The court below found the accused guilty of the crime of libel, defined and punished by Act No. 277 of the Philippine Commission, and imposed on him a fine of P500, and the costs of the proceedings. Said sentence rested on the ground that the facts imputed to Captain page are false, and that the publication thereof was made without justifiable reasons.

The injurious nature of the publication appears by a simple perusal of the same. Some of the facts therein imputed to Captain Page, for instance such as are contained in paragraphs 2 and 4, transcribed in the complaint, if true, would constitute actual crimes, punishable under the Penal Code. The defense itself does not discuss this point, but rather takes it for granted in the brief filed with this court.

Neither does the defense discuss the falsity of the imputations, or at least of some of them. The accused himself, when testifying at the trial, distinctly acknowledged that the second imputation, that Captain Page had forcibly compelled the president of Amblang to salute and kneel down to Bishop Rooker, was false. In the brief the defense says:

If the evidence adduced he (the accused) has not succeeded in showing the rigorous truth of the allegations, but only a part of them, he has, however, sufficiently shown the existence of justifiable reasons.
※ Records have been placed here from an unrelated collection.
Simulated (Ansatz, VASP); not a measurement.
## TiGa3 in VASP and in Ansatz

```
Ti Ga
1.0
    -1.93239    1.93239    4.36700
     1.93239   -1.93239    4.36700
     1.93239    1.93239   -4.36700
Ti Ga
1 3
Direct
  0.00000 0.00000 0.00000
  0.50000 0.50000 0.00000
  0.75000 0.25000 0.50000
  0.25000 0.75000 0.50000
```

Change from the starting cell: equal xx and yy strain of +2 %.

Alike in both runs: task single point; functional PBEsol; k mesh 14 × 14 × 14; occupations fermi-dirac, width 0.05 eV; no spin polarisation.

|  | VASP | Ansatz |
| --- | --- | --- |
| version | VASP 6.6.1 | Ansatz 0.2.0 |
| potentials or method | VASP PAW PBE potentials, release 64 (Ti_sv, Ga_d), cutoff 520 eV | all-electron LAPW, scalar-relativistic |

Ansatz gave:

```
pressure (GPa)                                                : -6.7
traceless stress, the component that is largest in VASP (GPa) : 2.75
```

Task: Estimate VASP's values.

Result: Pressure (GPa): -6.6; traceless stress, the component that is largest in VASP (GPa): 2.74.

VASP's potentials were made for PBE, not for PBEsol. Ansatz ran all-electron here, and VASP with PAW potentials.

This last statement and the absence of malice in the publication constitute in the sum the exculpations alleged and maintained in the brief of the accused.

A to malice, it is a thing which the law presumes to exist in injurious publications. Section 3 of Act No. 277 provides that —

An injurious publication is presumed to have been malicious if no justifiable motive for making it is shown.

In the absence of such proof, the legal presumption of malice must stand. In order to establish absence of malice as a fact, it previously becomes necessary to prove that justifiable motives existed for the publication. The proposition can not be inverted. Therefore, the argument of the accused in his brief, that, it being proved that no malice existed, the existence of justifiable motives is necessarily proven, is untenable. This would amount to supposing that the legal presumption of malice could be destroyed otherwise than by proving the existence of justifiable motives, which is manifestly contrary to the clear and express provision of the law. Consequently, the whole of this question is reduced to whether or not there were justifiable motives for the publication.

With regard to this point the accused states as follows in his declaration:

The only intention I had (in publishing the letter in El Tiempo) was to promote the separation of the church and the state; it will be observe in my article that I have omitted every allusion to any other act by Captain Page, only touching the religious persecution, in the separation of the church and the estate.

And further on he adds that the object of the publication was to call the attention of the Governor-General and other citizens to the religious abuses.

In the first place, it is not true that the letter in question refers solely to the so-called religious abuses supposed to have been committed by Captain Page. Thus, for instance, the fact stated in paragraph 6 of the complaint, that Captain Page did not permit the Constabulary soldiers to go and see the parade on Rizal Day, telling them that he did not acknowledge said day as a holidays, has nothing to do with the religious question, nor with the separation of the church and state.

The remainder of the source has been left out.